How to find out what's happened to your cash

Where is your money going? How can you set up a budget? Rob Griffin asks financial advisers and debt counsellors for tips

Keeping track of your money is crucial. Unless you know what you have coming in each month and how it's being spent you will be on the fast track to financial problems. Add in a few missed credit-card payments and you will soon have debt issues spiralling out of control.

Learning to budget properly is the answer. It might sound straightforward but understanding how best to allocate your resources, knowing when you have to make minimum repayments and monitoring your bank balance needs to be carried out with something akin to military precision.

The good news is that there's plenty of help at hand. We asked a panel of independent financial advisers and debt counsellors to supply us with their best budgeting tips, as well as taking a look at the new breed of personal finance programs on the market to help you monitor your money.

Step one: Deal with your debts

The first step is to get on top of your current financial situation. How much do you owe on credit cards? Do you have any other outstanding loans? Have you been suckered into opening up store cards charging punitive rates of interest?

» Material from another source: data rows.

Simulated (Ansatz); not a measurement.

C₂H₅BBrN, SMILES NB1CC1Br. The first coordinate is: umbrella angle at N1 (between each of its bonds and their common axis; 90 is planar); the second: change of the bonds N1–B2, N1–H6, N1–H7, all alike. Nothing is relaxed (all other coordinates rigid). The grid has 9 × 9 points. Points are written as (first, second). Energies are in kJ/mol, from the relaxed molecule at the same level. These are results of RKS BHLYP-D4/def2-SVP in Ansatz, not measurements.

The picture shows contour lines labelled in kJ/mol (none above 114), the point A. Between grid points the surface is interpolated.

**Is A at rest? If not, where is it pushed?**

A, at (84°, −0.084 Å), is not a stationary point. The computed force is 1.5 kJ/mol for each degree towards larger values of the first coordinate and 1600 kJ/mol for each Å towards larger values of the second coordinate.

It is crucial you don't bury your head in the sand and ignore debt problems because the earlier you seek advice, the more that specialist charities and agencies can do to help you, points out Una Farrell of the Consumer Credit Counselling Service.

"People need to work out exactly how much they owe and divide these into priority and non-priority debts – with priority being a debt for which non-payment could result in them having a utility cut off, losing their home or being sent to jail," she says.

A basic income and expenditure budget will show you how much money is available to service your debts. However, if you don't have enough to keep up with monthly payments – or are only making the minimum credit card repayments – seek advice from CCCS, Citizens Advice or National Debtline.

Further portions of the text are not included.